LiteRT Dispatch API for NPU Runtime Integration

When should I implement the Disptach API?

A LiteRT Dispatch API is necessary when you need to integrate a specific hardware accelerator runtime into the LiteRT framework. It works with the Compiler Plugin to execute the compiled sub-graphs emiited by the compiler plugin.

The dispatch API is a set of vendor implemented functions LiteRT will use to manage a session with an accelerator's runtime. These functions cover device sessions, subgraph execution and buffer movement between the host and device. Implementations of the dispatch API, in conjunction with a compiler plugin, allow LiteRT to fully utilized an accelerator's capabilities for efficient inference.

More detail regarding "when" to implement the dispatch API (and compiler plugin) can be found in the LiteRT Compiler Plugin page.

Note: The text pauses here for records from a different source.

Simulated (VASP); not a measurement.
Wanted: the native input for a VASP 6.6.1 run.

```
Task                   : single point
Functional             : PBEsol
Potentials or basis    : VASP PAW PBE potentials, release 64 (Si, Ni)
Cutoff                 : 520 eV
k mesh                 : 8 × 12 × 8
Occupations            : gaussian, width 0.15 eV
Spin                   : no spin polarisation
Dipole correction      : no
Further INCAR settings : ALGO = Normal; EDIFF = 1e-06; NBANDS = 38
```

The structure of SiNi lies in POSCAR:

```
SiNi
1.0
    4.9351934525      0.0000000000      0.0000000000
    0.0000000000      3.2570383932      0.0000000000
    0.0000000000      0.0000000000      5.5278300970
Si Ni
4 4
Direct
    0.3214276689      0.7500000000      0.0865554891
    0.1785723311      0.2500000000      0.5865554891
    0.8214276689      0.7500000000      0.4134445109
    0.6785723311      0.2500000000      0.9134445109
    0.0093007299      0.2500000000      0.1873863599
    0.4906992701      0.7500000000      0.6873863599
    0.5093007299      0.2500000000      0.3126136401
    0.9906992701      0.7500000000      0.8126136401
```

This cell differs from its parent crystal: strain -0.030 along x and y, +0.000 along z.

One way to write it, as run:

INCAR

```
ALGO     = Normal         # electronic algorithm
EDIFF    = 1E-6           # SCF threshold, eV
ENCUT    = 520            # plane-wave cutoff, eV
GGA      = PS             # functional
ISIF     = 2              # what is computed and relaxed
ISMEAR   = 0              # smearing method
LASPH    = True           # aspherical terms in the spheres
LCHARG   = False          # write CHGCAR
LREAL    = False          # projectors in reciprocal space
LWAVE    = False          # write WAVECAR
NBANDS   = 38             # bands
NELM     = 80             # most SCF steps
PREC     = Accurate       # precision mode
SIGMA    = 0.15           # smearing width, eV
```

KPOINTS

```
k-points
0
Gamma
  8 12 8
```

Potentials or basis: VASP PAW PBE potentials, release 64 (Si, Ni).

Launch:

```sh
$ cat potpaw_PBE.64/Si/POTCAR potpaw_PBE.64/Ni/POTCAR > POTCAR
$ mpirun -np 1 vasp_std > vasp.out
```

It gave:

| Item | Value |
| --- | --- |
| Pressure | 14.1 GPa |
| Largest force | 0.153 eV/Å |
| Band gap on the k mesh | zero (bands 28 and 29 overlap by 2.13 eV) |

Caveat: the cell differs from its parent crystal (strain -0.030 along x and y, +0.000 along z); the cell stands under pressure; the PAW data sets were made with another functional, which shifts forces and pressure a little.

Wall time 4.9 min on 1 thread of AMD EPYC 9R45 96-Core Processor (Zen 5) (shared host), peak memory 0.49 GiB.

How Does the Dispatch API Work?

Dispatch API is used by CompiledModel using the NpuAccelerator. This internally creates a DispatchDelegate and it is this DispatchDelegate that uses the Dispatch API to engage the NPU embedded in the running hardware.

Dispatch API Data Types

In the Dispatch API, the following data types are used to execute a model on NPUs.

  • DispatchDeviceContext

    It is used to manage buffers to used by NPU inference.

  • DispatchInvocationContext

    This is the data structure used to execute the model. It works by associating the actual input and output memory registered in DispatchDeviceContext with the generated DispatchGraph.

Dispatch APIs

For the full definition of the Dispatch API, please refer to the vendors/c/litert_dispatch.h file.